The Company received correspondence from the IRS that because of an application fee note being paid with the original OIC, the Company was required to submit a new OIC and the required application fee. In October 2016, the Company had a telephone call with an IRS representative and were informed to offer the last payment that was due on the original OIC of $2,205 as discussed above and pay 20% of that balance. On October 5, 2016, the Company sent to the IRS by certified mail two checks in the amount of $186 (application fee for the new OIC) and $449 (20% or $441 of the $2,205 remaining original OIC payment and an $8 processing fee). The Company applied $441 against the remaining payment owed and the balance of $1,764 is included in accrued expenses in the accompanying unaudited financial statements at January 31, 2017. As of the date of these unaudited financial statements, the Company has not received any further correspondence form the IRS and the Company is considered in default of the settlement agreement and the IRS could void or restructure the agreement.
NOTE 7 SUBSEQUENT EVENTS
On (1) February 1, 2017, (2) February 6, 2017, (3) February 8, 2017, (4) February 14, 2017, (5) February 17, 2017, (6) March 2, 2017, (7) March 3, 2017, (8) March 8, 2017 and (9) March 14, 2017, the lender of a convertible secured promissory, elected to exercise their right to convert (1) $15,000, (2) $15,000, (3) $15,000, (4) $30,000, (5) $20,000, (6) $15,000, (7) $15,000, (8) $15,000 and (9) $15,000 on each of the above dates of the remaining $355,000 principal balance and the note payable balance is $200,000 after the conversions (See Note 2 Debt). The lender has the right at any time after the effective date, at its election, to convert all or part of the outstanding and unpaid principal sum and accrued interest into shares of common stock of the Company, subject to certain conversion limitations set forth in the promissory note and certain price protection described below, as per the conversion formula: Number of shares receivable upon conversion equals the dollar conversion amount divided by the Conversion Price. The Conversion Price is equal to seventy percent (70%) of the average of the lowest three VWAPs of the Common Stock during the twenty (20) Trading Days immediately preceding a Conversion Date. Based upon the calculated Conversion Prices of (1) $0.05, (2) $0.05, (3) $0.05, (4) $0.05, (5) $0.05, (6) $0.06, (7) $0.06(8) $0.06 and (9) $0.05 on the respective conversion dates, the Company issued an aggregate 2,722,098 shares of common stock to the lender.
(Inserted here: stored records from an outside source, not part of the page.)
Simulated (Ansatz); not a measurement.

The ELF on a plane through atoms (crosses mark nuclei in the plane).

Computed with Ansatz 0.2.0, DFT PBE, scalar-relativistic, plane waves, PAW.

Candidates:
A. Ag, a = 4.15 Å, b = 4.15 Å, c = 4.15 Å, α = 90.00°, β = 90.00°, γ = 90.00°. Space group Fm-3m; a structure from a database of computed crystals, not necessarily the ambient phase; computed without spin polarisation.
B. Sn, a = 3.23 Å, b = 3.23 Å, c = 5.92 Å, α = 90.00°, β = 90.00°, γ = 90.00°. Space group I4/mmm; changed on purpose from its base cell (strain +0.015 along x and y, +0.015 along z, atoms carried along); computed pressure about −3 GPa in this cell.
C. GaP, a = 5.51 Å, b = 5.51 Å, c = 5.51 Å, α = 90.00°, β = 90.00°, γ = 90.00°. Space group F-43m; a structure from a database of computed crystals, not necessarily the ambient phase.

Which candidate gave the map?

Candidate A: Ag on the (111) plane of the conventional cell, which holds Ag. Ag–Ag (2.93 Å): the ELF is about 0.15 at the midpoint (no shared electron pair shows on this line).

On March 9, 2017, the Company and the Lender of the above convertible secured promissory note with a remaining principal balance of $215,000 on that date, executed a forbearance agreement extending the note expiration date from March 9, 2017 to June 9, 2017 (See Note 2 Debt). The terms of the forbearance agreement included that the Company (1) will have paid all remaining principal and accrued interest by June 9, 2017, (2) will issue 500,000 shares of common stock to the lender, (3) will pay the lenders legal fees estimated to be approximately $2,000 before April 30, 2017, (4) will issue the lender 500,000 warrants to purchase common stock at $0.10 per share with a three-year term and (5) the outstanding principal balance of the note will bear interest at the Default Interest rate of twenty-two percent (22%), as defined in the note agreement.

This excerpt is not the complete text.